Monday, January 18, 2010

BUSH: ONLY A PAWN IN THEIR GAME?

Kevin Drum:

The striking thing to me, though, is how fast the left has turned on [Obama]. Conservatives gave Bush five or six years before they really turned on him, and even then they revolted more against the Republican establishment than against Bush himself. But the left? It took about ten months.

Republicans didn't really turn on Bush until he started being box-office poison -- in fact, Republicans turned on Bush only because he became box-office poison, no matter what they tell you now. If the House and Senate had stayed in Republican hands, or if a Republican (yes, even the so-called RINO John McCain) had won the presidency in 2008, there'd be a full-throated campaign right now to declare Bush an unappreciated giant among presidents.

And, in fact, they started to turn on Bush after the 2006 midterms only so that they could say that their ideas hadn't failed at the polls. A man they had seen as the embodiment of conservatism when he was winning became a big-spending betrayer of the ideology when he ceased to be popular and started dragging the party down with him.

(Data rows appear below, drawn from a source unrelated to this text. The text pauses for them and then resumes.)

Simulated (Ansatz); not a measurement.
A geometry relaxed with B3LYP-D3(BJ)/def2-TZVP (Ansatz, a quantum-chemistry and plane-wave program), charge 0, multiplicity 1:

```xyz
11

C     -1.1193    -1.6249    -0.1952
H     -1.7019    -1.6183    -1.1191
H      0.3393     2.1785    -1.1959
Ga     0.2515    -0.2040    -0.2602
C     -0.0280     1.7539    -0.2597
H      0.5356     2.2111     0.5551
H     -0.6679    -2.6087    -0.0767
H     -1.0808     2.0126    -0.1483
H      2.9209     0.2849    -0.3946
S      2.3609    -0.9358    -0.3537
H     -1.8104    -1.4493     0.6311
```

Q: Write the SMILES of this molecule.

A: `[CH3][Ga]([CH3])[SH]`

So, yes, Paul Waldman is partly right when he says this:

If Obama had spent the last couple of years criticizing conservative economic policies and saying they failed because of their inherent conservative nature, it would be much harder for Republicans to continue arguing that some tax breaks for the wealthy are all we need to turn around the economy.

But I'm not sure this cause-and-effect relationship is as simple as Waldman believes:

Because Obama didn't do that, Republicans are now forced to spend virtually no time defending the fact that the years 2001-2008 provided a near-perfect test of their economic ideas, and those ideas failed miserably.

It's not just because Obama failed to use ideological rhetoric, though if he had done so, things would be very different now. It's also because Republicans successfully advanced they preposterous argument that they somehow aren't the party responsible for the mess, because they now criticize the very Republicans they used to champion, for spending tendencies that never used to bother them before. They've even devised a Good Housekeeping seal so you can tell the reformed, responsible Republicans from the bad old Bush-like ones: it's a teabag.

No one should believe this ridiculous PR campaign, but so much time and energy and money has gone into its rollout that people are falling for it. If knocking Bush off his former pedestal is what it took to save the GOP, they were willing to do it, to save their own asses. And it seems to be working.